The Listening Post

Thailand: the military and the media

The Kingdom and its media are placed under military control; plus heads roll at Spain’s three top dailies.

No military coup is complete without a media crackdown. When the military seized control of the country on May 22, Thailand’s new military leader General Prayuth Chan-Ocha declared that the country was under martial law: and nearly half of the provisions in that law served to curb news media. Since then, some international channels were blocked, journalists arrested, others schooled on how to report the coup.

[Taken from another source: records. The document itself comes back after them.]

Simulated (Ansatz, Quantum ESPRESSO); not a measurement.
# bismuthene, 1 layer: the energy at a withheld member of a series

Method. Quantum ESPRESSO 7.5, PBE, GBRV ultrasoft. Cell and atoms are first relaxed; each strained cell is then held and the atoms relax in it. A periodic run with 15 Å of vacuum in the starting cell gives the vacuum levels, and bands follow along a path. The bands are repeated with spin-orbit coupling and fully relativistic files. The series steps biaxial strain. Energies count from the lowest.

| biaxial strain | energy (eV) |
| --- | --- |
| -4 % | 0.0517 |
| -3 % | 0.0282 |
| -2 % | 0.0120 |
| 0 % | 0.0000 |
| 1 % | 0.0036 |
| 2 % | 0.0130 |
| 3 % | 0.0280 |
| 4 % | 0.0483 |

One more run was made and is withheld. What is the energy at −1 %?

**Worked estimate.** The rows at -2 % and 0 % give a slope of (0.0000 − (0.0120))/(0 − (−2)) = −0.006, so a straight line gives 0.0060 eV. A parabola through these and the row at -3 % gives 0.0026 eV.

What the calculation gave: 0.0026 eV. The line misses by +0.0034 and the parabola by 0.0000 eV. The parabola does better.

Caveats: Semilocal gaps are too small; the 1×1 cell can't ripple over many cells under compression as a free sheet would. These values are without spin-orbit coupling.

We ask whether this is a permanent state of emergency or a temporary setback for media freedom in Thailand. Our voices are Gayathry Venkiteswaran, executive director of the Southeast Asian Press Alliance, Duncan McCargo, professor of political science at the University of Leeds, Kasit Piromya, politician with the Democrat party and Giles Ji Ungpakorn Thai-British academic and political activist.

Newsbytes this week: Ukraine: two journalists die as the story becomes increasingly dangerous to report; in Egypt: satirist Bassem Youssef is taken off-air indefinitely; and in Pakistan: two newspapers issue apologies  to the national security agency for reports of an attack on a journalist and the schism between former allies The Intercept and Wikileaks.

For our feature we take a look at Watergate Spanish style: a muckraking journalist; a slush fund; a prime minister discredited. Then there is the question of why three editors from the top three dailies – El Pais, El Mundo and La Vanguardia – were all let go in the space of three months.  That is where our report on the Spanish media begins this week.

The Listening Post’s Marcela Pizarro talks to the incoming directors at El Pais and El Mundo to ask them why their predecessors were shown the door, what this means for freedom of expression – and what they plan to do to boost sales in an industry that finds itself on the verge.

Finally, our web video of the week is a walk through the streets of Japan – backwards. SANDL, a French duo, have created the curious impression of all but one man to be walking backwards. To do it they filmed someone walking backwards through the streets of Tokyo, and then played it in reverse, giving us, ‘Tokyo Reverse.’